Black businesses have what it takes to land customers and keep them. “On average, Black-owned businesses have a higher [Yelp] rating of 4.34, versus the average rating across all businesses of 3.64,” says Tara Lewis, vice-president of community expansion and trends at Yelp – another company that has taken the Fifteen Percent Pledge. Since Yelp doesn’t sell products, per se, the company has come up with its own version of the pledge and has made a concerted effort to promote Black businesses in its listings and support them at company events. “And this [discrepancy in ratings] existed before 2020,” she says. “It shows that Black businesses that are on Yelp are engaging, providing great service.”

But good quality only gets you so far. When it comes to making the jump from retail to wholesale, from mom-and-pop to mass market, Black businesses face especially high hurdles. According to recent data from the US Federal Reserve, Black entrepreneurs are twice as likely to be turned down for loans. Their chances of getting approved for credit cards were likewise dismal. A 2020 government study of the Paycheck Protection Program noted the structural inequalities “built into the administration of the program, the application process and the fee structure”.

It bears noting that no banks or venture capital firms have yet agreed to the Fifteen Percent Pledge. Which means that many Black-owned startups have yet to receive the infusion of investment that it takes to grow from a startup to a brand primed to blow up. According to a McKinsey report, only 4% of Black-owned startups remain in operation after 3.5 years.

“It kind of has to go on two ends,” says Jessica Ramírez, a senior retail research analyst at Jane Hali & Associates who follows retail trends for Wall Street. “You have to have a retailer that will open the doors for these brands, and then [as a brand] you have to have funding in order to create a bigger brand. So the more we can give an opportunity to the diversity in funding, we’ll have more growth with products that we can put on the shelves.”

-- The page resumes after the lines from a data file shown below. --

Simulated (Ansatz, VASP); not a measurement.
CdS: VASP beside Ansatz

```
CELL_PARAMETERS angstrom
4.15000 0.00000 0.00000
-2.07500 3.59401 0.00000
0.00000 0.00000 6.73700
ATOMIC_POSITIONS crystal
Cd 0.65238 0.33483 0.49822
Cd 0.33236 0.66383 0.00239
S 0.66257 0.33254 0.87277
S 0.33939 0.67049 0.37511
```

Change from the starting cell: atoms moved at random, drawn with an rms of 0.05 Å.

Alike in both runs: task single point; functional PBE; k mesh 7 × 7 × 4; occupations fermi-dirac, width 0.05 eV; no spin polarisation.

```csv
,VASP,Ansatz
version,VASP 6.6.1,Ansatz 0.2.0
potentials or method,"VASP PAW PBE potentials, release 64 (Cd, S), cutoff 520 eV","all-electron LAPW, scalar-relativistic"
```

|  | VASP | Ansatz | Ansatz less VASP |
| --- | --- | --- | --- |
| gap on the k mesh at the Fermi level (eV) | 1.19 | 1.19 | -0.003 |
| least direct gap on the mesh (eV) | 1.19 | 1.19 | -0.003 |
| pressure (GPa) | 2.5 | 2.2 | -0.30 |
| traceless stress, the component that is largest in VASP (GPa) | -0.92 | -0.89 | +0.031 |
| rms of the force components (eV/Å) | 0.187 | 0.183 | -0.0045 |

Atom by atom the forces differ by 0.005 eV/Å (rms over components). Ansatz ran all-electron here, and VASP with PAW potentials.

In many ways, the challenges Black businesses face are more or less the same as they were in 2020. But maybe the end goal isn’t as static as a percentage point. Calling attention to the injustices that blight the American economy has had an unignorable impact. Corporate retailers feel more responsible for their diversity and inclusion practices on their shelves and organizational charts, and Black businesses no longer bury race in their sales pitches. “You’d be surprised at the number of brands started by Black women who were once scared to show their faces on their websites,” says Edwards. “They worried it would pull down their sales if someone saw them.” And now? “They brag about it.”